What was it about 1984 that made you want to do a production?

JL: We chose it because we really like the story, but also because me and Hannah are both quite technical people as well, and there’s lots we can do with tech, as well as great character development. We’ve got a really good team that’s very tech-focused, as well as working with brilliant actors.

HC: I really like dystopian themes as well, especially in plays. Just looking through the themes of the book gave me so many ideas for what we could do on stage.

JB: I’d read the novel when I was younger, and I couldn’t believe how much had stuck with me when I read the script, so the story obviously resonated with me. I was excited by the ideas for the set and how the actors had to interact with the tech, because that’s something you don’t get the chance to do in every play.

How did you go about creating the look and sound of 1984?

HC: From the moment we chose it, we wanted it to be quite creepy in its aesthetic, quite cold and uncaring. With the team we’ve got and the tech we’ve got, we wanted to make the lighting and the soundscape very sinister. I don’t want to give too much away though!

Have you seen any other productions of 1984? How do you put your own spin on it?

JB: I always make a conscious effort to not watch anyone that I’m playing, because I’m so tempted to rip them off. Every play I’ve done with LUTG, I’ve banned myself from any kind of material relating to it while it’s on. I have to start from scratch and put my own spin on it.

JL: When we’ve been talking about 1984, everyone knows the book, but they’re less familiar with the play. Not many people knew it was a script when we started talking about it. I haven’t seen any of the adaptations either – I want to put my own spin on it without trying to rip anything off. So hopefully there aren’t going to be too many preconceptions, and we’re doing some things that hopefully haven’t been done before with 1984, which is what we’re really excited about.

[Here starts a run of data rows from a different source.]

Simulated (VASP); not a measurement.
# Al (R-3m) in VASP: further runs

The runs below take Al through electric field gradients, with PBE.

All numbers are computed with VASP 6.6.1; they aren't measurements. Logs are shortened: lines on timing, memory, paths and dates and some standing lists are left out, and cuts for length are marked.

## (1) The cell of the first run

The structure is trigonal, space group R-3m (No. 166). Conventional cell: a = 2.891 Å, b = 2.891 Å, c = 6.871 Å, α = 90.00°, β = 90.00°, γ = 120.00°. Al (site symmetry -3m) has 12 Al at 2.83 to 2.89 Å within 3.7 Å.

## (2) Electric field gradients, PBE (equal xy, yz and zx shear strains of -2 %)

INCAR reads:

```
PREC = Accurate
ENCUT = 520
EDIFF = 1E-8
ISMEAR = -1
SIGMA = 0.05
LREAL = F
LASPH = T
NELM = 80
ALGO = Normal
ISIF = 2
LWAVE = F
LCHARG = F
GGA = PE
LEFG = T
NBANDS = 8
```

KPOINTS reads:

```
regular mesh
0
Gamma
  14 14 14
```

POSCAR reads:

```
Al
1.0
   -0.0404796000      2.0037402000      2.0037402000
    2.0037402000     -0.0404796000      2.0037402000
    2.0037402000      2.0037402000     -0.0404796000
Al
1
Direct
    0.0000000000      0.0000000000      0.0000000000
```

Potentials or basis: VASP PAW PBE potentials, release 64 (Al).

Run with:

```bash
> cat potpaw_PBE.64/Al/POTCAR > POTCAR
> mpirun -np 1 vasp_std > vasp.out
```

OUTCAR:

You’ve all done LUTG shows before. How does this compare?

HC: Really different, because I’ve never done any directing before, I’ve been stage managing mainly.

JL: Yeah, it’s mine and Hannah’s first time directing, we have assistant directed but it’s the first time it’s been ‘our vision’ rather than helping out, which has been very different. It’s fun to be in charge of a project.

JB: For me, every play has been a new challenge. The characters I’ve played have been very varied. With this, you need to be collaborating with all of the actors constantly on sections of the play, the rehearsals are very intense. It’s resulted in quite a different performance than I’ve ever given before.

LUTG do some adaptations, like this, and some original productions. Which do you prefer?

JL: I like to work with scripts that have been tested. But when I’m watching, I always prefer to watch the originals because it’s the first time anyone’s put it on and that really excites me.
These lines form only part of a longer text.